The planning phase for the Floating Treatment Wetlands (FTWs) Project will be coming to a close in the next few months. The purpose of the project is to determine the usefulness of incorporating FTWs into existing basins within Harris County, which are meant to aid in stormwater treatment. 


The experiment is currently aimed at being implemented at the Lawson basin, one of two areas planned to receive the FTWs. Following the plan’s completion in April 2022, construction bidding will follow, with construction beginning in June 2022. Following the implementation of the wetlands, the Flood Control District will monitor the wetlands for a period of two years while analyzing the benefits the project has brought to the basin and the surrounding areas.


As of February 2022, Phase 1 of the project is 90 percent complete, with the remaining percentage consisting of wrapping up the Island Material Type recommendations (e.g. this informs the Flood Control District which islands to purchase in Phase 2: Construction and Installation, Monitoring), completing preparatory data analysis, and preparing planning documents for the anchors and monitoring stations to be installed. 


Phase 1 of the project has been focused on the incorporation of performance standards that should be considered when determining the best type of FTW for use in stormwater retention systems within Harris County, which include cost-effectiveness, water quality enhancement achievement, vegetation features, constructibility, and wildlife habitat services provided. Additional considerations during this period have included anchoring techniques, aesthetic value, maintenance requirements, physical stress, and longevity.

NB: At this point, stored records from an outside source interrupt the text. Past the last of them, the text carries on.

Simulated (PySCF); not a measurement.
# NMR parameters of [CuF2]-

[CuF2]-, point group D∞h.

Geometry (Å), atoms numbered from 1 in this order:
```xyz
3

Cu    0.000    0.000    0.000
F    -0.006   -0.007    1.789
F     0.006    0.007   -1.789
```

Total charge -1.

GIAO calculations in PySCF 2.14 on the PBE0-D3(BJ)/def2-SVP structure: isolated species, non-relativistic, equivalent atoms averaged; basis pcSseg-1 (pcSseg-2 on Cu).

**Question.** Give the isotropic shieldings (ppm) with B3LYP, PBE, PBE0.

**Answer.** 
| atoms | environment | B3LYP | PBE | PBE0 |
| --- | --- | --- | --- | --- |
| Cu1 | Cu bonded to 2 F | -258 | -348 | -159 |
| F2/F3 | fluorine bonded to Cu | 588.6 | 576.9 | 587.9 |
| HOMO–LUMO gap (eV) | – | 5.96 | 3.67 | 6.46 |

FTWs are an inventive technology that utilizes water quality enhancement processes known to occur within natural floating wetlands.  They incorporate emergent wetland plants onto floating rafts. Such a design, in theory, provides numerous benefits for the treatment of stormwater, including being able to treat storm water under highly variable water depths caused by rapid changes in storm water runoff that would normally erode or flood shorelines and areas containing submerged and emergent plant communities. Employing FTWs in stormwater retention basins, allows for the opportunity to improve the quality of stormwater released back into waterways.